Re: [PATCH v2 0/6] kernfs: proposed locking and concurrency improvement
From: Ian Kent
Date: Sat Jun 20 2020 - 23:22:17 EST
On Fri, 2020-06-19 at 11:38 -0400, Tejun Heo wrote:
> Hello, Ian.
>
> On Wed, Jun 17, 2020 at 03:37:43PM +0800, Ian Kent wrote:
> > The series here tries to reduce the locking needed during path
> > walks
> > based on the assumption that there are many path walks with a
> > fairly
> > large portion of those for non-existent paths, as described above.
> >
> > That was done by adding kernfs negative dentry caching (non-
> > existent
> > paths) to avoid continual alloc/free cycle of dentries and a
> > read/write
> > semaphore introduced to increase kernfs concurrency during path
> > walks.
> >
> > With these changes we still need kernel parameters of
> > udev.children-max=2048
> > and systemd.default_timeout_start_sec=300 for the fastest boot
> > times of
> > under 5 minutes.
>
> I don't have strong objections to the series but the rationales don't
> seem
> particularly strong. It's solving a suspected problem but only half
> way. It
> isn't clear whether this can be the long term solution for the
> problem
> machine and whether it will benefit anyone else in a meaningful way
> either.
>
> I think Greg already asked this but how are the 100,000+ memory
> objects
> used? Is that justified in the first place?

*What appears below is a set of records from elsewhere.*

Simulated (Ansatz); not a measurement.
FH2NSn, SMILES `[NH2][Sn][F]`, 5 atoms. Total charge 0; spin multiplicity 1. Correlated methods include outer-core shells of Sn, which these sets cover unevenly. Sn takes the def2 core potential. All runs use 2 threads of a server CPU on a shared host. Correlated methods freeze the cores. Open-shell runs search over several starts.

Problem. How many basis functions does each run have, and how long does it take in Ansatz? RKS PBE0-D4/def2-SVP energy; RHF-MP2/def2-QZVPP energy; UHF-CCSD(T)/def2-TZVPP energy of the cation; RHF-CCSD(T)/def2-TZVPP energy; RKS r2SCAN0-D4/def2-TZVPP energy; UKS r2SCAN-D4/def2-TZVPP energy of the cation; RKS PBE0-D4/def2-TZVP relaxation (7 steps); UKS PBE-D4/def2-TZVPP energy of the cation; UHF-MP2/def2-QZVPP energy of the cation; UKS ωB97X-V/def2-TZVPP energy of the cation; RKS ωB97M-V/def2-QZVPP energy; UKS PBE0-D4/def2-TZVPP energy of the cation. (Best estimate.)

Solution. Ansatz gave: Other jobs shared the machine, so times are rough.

The problem is real enough, however, whether improvements can be made
in other areas flowing on from the arch specific device creation
notifications is not clear cut.
There's no question that there is very high contention between the
VFS and sysfs and that's all the series is trying to improve, nothing
more.
What both you and Greg have raised are good questions but are
unfortunately very difficult to answer.
I tried to add some discussion about it, to the extent that I could,
in the cover letter.
Basically the division of memory into 256M chunks is something that's
needed to provide flexibility for arbitrary partition creation (a set
of hardware allocated that's used for, essentially, a bare metal OS
install). Whether that's many small partitions for load balanced server
farms (or whatever) or much larger partitions for for demanding
applications, such as Oracle systems, is not something that can be
known in advance.
So the division into small memory chunks can't change.
The question of sysfs node creation, what uses them and when they
are used is much harder.
I'm not able to find that out and, I doubt even IBM would know, if
their customers use applications that need to consult the sysfs
file system for this information or when it's needed if it is need
at all. So I'm stuck on this question.
One thing is for sure though, it would be (at the very least) risky
for a vendor to assume they either aren't needed or aren't needed early
during system start up.
OTOH I've looked at what gets invoked on udev notifications (which
is the source of the heavy path walk activity, I admit I need to
dig deeper) and that doesn't appear to be doing anything obviously
wrong so that far seems ok.
For my part, as long as the series proves to be sound, why not,
it does substantially reduce contention between the VFS and sysfs
is the face of heavy sysfs path walk activity so I think that
stands alone as sufficient to consider the change worthwhile.
Ian